Just to chip into the choir:
Lack of markdown is a showstopper for us here at Things in Flow too.
I’ve just spent 2 days evaluating a full switch to Asana for a most of our systems (task management, lead management (CRM) and team productivity etc.) just to end up concluding that Asana could do anything we needed – except support consistent text markup!
(I apparently simply couldn’t imagine that a mature and popular task management system like Asana didn’t didn’t support that – so I didn’t even think of checking that as the first thing in my research…)
All of your major competitors that we know of and use regularly supports markdown: Trello, Jira, Assembla, Trac… etc. Really can’t understand why Asana don’t. The only other “professional level” feature I’ve noticed that you’re missing is ticket numbering – which we as a small company can currently live without (but I think it should be an option to turn it on anyway).
If you still need convincing then try watching this Google Trend graph for the term “Markdown”:
As you can see markdown isn’t a shortlived fad that will go away anytime soon – on the contrary it’s an integral part of the major “content as code” megatrend, that is coming to all kinds of professional services these years.
So in our opinion you really, really, really should support markdown as soon as possibly in order to stay relevant in the professional commuity.
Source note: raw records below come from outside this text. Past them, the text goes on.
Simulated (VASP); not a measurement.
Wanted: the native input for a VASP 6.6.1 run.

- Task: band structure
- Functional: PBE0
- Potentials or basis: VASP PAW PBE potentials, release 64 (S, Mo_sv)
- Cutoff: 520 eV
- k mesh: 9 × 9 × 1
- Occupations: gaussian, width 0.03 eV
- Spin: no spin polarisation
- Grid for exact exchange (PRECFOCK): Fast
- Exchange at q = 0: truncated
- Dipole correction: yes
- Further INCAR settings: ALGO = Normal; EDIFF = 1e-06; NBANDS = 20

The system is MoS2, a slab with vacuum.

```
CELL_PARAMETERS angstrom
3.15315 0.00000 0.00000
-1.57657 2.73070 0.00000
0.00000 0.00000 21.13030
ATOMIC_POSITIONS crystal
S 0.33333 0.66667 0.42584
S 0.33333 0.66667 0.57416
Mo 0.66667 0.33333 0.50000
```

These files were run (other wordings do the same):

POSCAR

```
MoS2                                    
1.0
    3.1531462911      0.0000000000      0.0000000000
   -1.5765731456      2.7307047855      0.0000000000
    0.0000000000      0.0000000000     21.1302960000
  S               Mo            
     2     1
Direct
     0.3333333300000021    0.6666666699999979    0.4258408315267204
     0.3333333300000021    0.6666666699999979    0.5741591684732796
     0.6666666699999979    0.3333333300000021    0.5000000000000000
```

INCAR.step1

Our primary use for markdown is the ability to make the descriptions more easily readable by adding titles and subtitles (#, ##, …), lists (*), code snippets (``) and links in a consistent and non-guessy way. Especially the ability to specify links is important as just a couple of bloated gDoc-links will totally destroy the readability of any description. Links are also important in order to support non-http protocol links (like evernote:// and trello:// or even message: ) – which are very important if you want to create an efficient mobile workflow etc.